Why don't people want to press the red button, Ingo? Don't tell me it's because they would rather borrow your scrip at interest . . . pulease!

Is it because cash, homes, stocks and bonds are the only game in town, and they fear the loss of what they got for much/little/no effort?

And don't get me going about transparency! OK, you just did. I applied for the Digital Director job in the UK as a joke. My quite transparent letter got read by Dave and Nick, as I was on a short list. I even wrote a letter to the Queen's presonal secretary on the MI6 website, as she has no email address.

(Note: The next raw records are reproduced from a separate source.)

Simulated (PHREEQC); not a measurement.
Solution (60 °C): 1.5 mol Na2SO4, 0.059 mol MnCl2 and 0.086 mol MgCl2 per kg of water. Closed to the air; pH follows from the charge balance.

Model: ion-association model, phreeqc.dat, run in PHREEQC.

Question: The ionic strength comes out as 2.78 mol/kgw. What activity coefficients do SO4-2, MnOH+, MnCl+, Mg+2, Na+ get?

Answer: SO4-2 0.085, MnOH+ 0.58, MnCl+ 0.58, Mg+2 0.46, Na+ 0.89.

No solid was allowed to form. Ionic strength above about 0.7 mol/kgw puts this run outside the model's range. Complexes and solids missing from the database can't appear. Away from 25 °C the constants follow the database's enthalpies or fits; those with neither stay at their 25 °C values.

They all must think I am insane. I love it!

Anyway, gotta fly . . .

http://youtu.be/NVQCpI4GbKQ

  Posted by Danny B on 01/03/12 10:35 PM

Keep in mind that The Straights of Hormuz could be closed in 5 minutes. Same for the Vale of Tears. Lloyds of London would close them. 20,000 missiles [SAMs] went missing from Libya. They're heat-seeking and could easily be used for ships.
Click to view link
Should Iran fear for their survival, they would probably use the SAMs for everything they could find to shoot at. The U.S. made a very good [bad] example out of Libya. Iran also has an Exocet factory and can fire 11,000 missiles a minute.
If they believe that they are going to get bombed back to the Stone Age, they will take the West down with them. Their Russian missiles will easily take out our entire navy,,, as reported by the pentagon.
Remember how long the Suez canal was closed?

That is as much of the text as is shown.